Gold prices have been falling over the past few days and central banks are jumping on this opportunity to buy more gold. Central banks are one of the most important drivers for gold prices so this may signal higher gold prices sometime in the near future.
March 16, 2012 6:51 pm
By Jack Farchy
A sharp fall in gold prices has triggered large purchases of bullion by central banks in recent weeks, according to several traders with knowledge of the transactions.
The buying activity highlights the trend among central banks in emerging economies to buy gold, even as some western investors are losing patience with the metal. Gold prices have dropped 13.8 per cent from a nominal record high of $1,920 a troy ounce reached in September, and on Friday were trading at $1,655.60.
The Bank for International Settlements, which acts on behalf of central banks, has been buying significant quantities of gold on the international market amid falling prices, traders said.
According to several estimates, the BIS bought 4-6 tonnes of gold, worth roughly $250m-$300m at current prices, in the over-the-counter physical market last week, with purchases particularly strong at the end of the week. The total purchases over the past three or four weeks were likely to be as much as double that, the traders added.
In a note to clients this week, Credit Suisse referred to “aggressive central bank buying seen last Friday”.
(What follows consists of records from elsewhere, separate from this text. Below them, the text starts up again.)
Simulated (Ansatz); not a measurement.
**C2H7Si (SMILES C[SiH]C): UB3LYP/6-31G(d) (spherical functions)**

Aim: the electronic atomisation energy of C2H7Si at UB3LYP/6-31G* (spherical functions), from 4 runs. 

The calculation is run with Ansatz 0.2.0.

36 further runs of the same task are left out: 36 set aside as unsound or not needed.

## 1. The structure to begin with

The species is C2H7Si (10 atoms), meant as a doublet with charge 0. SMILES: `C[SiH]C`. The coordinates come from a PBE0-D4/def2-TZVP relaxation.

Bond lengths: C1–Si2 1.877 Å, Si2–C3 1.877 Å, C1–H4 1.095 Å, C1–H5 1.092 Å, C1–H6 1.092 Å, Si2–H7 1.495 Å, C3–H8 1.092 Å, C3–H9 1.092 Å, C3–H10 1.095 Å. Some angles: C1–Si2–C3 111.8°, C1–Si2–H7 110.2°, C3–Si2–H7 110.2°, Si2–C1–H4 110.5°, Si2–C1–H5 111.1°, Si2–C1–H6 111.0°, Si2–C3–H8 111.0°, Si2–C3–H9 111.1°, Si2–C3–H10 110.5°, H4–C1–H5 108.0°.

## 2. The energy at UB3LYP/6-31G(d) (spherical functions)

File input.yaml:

The BIS declined to comment.
Central banks are one of the most important drivers of the gold market, holding one-sixth of all the gold ever mined in their reserves, but they disclose few details about their activities.
As a group, they made their largest purchases of gold in more than four decades last year, led by emerging economies such as Mexico, Russia and South Korea intent on diversifying their dollar-heavy foreign exchange reserves. The World Gold Council has also pointed to the possibility of significant unreported purchases by China at the end of last year.
At the same time, European central banks have all but halted a run of large sales.
“Central banks have definitely been looking at gold as an asset class much more closely ever since European central banks stopped selling,” a senior gold banker said. “There has been a huge interest.”
While some countries, such as Russia, China or the Philippines, have traditionally accumulated gold produced by their domestic mining industry, others use the BIS as an agent to carry out purchases and sales on their behalf, preserving anonymity.
The central bank buying comes as gold prices have slid in the past three weeks as strong economic data from the US has lowered investors’ expectations of quantitative easing by the Federal Reserve and made other investments, such as equities, appear more attractive.
Gold prices this week fell to their lowest since mid-January after the Fed struck an optimistic tone on the US economic recovery. “It’s clear that the market trend right now is an unwinding of safe-haven exposures, like gold, and a preference for growth assets,” said Edel Tully, precious metals strategist at UBS.
Buying from large physical consumers of gold such as China and India remains sparse, despite the fall in prices. India on Friday announced it would double import tariffs for gold, a move analysts said could damp demand.
“Asian physical demand remains lacklustre,” Credit Suisse said, arguing that gold prices could fall below $1,600. “Gold has now slipped back towards the middle of its long-term trend and has room to drop further.”